A review of tonight's The Good Place coming up just as soon as I ask if you're going to give me another cactus…
There's a moment midway through “Most Improved Player” where Janet, still restoring her pre-murder memories, promises Michael that she has finally located Eleanor's file. Michael asks if what she is actually holding behind her back is another cactus. He knows it's a cactus. We know it's a cactus. Even Janet, on some deep level of her coding, probably knows that it's a cactus. But she promises that it's the file and not a cactus, and then hands Michael a cactus anyway. It is the most predictable punchline possible, but it's also delightful, because the joke isn't in the surprise, but in Michael's growing exasperation with the inevitability of the cactus.
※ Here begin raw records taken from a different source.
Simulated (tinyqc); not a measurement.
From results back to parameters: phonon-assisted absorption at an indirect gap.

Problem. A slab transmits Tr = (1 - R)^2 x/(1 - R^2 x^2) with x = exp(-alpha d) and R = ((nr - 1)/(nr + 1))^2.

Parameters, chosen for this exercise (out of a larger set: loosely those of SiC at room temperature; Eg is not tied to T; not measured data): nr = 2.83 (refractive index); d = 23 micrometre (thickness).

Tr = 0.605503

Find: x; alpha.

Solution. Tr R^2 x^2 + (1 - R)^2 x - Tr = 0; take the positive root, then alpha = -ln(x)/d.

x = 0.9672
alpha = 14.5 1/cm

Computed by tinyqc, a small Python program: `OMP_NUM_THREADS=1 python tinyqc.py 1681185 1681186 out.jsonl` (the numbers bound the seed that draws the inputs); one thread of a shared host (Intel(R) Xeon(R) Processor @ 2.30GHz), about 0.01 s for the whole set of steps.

The rest of “Most Improved Player” toggles back and forth between what's inevitable and what's surprising, as Eleanor comes clean while trying to protect Chidi and Jason from also being sent to the Bad Place. We can assume, for instance, that Eleanor won't actually be banished, or that, if she is, it will only be for an episode or two so we can get a better idea of what the Bad Place is like, so her temporary reprieve wasn't too shocking. But the arrival of Trevor (Adam Scott in full, hilarious, Stepbrothers d-bag mode) began offering signs that the Bad Place is very different from what we've come to think of as Hell: not a place of fire and excruciating physical torment, but an eternity of being annoyed to the point of madness, whether by the train's temperature rising one degree every time she thinks about how hot it is, or being hungry on a train where the only meal option is room temperature Manhattan clam chowder (monstrous on every possible level), and even that's not available because the dining car is closed. (It's the show's point system, inverted.)
And while I assumed that we would eventually meet the person whose Good Place spot Eleanor was mistakenly given, I didn't expect it to happen this soon. The presence of Good Eleanor (played by Tiya Sircar) is sure to complicate many things, from Michael and Chidi's desire to keep Bad Eleanor in the Good Place, to the matter of Chidi's growing attraction to Tahani, given that the universe seemed to think Good Eleanor would be his soulmate.
“Most Improved Player” also surprised me by offering an Eleanor flashback I wasn't checking my watch during. Rather than try to function as a thematic parallel to her problems in the afterlife, this glimpse of her past was instead merely evidence in Michael's interrogation of her, and livened up by his dismayed response to the story. I'm not sure Kristen Bell is ever going to seem wholly natural as Eleanor at her worst, but the context of this one helped enormously.
Throw in the overall joy of watching Janet at her most childlike, and my desire for an Adam Scott-fronted Bad Place spin-off, and this may have been my favorite episode yet.
What did everybody else think?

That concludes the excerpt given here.